Also there is another problem with these specialty cards.... As they are completely hardware you can't adjust the picture properly. It's hard to explain, but if you are using multiple resolutions it's very hard to adjust multiple monitors spanning the same picture so that they align properly.
Also cards like that I've seen Require recalibration to switch the number of monitors. In other words you would be stuck with dual displays with all games, which might not be what you want.

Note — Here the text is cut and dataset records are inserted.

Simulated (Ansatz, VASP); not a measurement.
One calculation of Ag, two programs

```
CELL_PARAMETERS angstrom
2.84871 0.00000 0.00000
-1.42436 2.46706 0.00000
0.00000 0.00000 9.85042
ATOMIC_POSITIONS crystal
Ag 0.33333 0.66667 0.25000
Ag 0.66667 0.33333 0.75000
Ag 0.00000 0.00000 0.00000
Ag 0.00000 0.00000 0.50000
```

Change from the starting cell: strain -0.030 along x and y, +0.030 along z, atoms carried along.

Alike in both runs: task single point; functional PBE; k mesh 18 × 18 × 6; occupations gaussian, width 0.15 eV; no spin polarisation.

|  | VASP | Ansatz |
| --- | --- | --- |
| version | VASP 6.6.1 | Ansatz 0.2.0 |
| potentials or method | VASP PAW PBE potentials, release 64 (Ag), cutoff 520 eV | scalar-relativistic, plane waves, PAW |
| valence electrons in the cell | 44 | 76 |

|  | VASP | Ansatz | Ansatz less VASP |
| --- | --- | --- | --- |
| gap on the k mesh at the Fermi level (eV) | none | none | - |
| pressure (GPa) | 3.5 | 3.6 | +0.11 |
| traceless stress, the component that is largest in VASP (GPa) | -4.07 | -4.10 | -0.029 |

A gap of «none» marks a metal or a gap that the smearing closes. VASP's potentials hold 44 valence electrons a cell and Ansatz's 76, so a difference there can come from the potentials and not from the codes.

But those are minor problems which can be worked around, the big problem lies in the fact that mame doesn't know about the card. All these cards do is split the pisture in half and shoot each half to the monitor, it doesn't do any smart sizing. So lets say you want to play xmen on dual monitors. Xmen looks "letterboxed" on a single monitor. If you were to output it to dual monitors that letterboxed space would still be there. Why? Because those black bands are actually rendered by mame. Also two monitors when the screen is letterboxed is simply too wide. So the hardware give you two choices..... both halves blown up to the size of the monitor, wasting a great deal of vertical and horizontal space from the vertical bars, or distorted filled space, which stretches the game to nearly twice the width due to the fact that the letter box bands are actually part of the picture.
Long story short.... Those cards are meant to be used with displays in multiples of 4 so that the aspect ratio of a single monitor is maintained. When you use two or three you get distortion or wasted space which makes the visible area jsut about the same as it would be on a single monitor.
You see that's not how those cards work... it doesn't give you a, custom, larger resolution (making windows think you have a huge monitor) it supports super high resolutions, but only in a normal aspect ratio. They usually manually adjust to the apps aspect to display the spanned image. This won't work in mame as each game has a different aspect ratio.
Now there are cards that do what you said, but I seriously doubt that's what you saw.
Those with three monitors you have seen are using a dual display card, or they are out of anyone's price range. (I'm talking $1000 for starters) As tom said, if you are going to spend that much money it would make more sense to just buy the game.
It's complicated to explain so I hope that makes sense.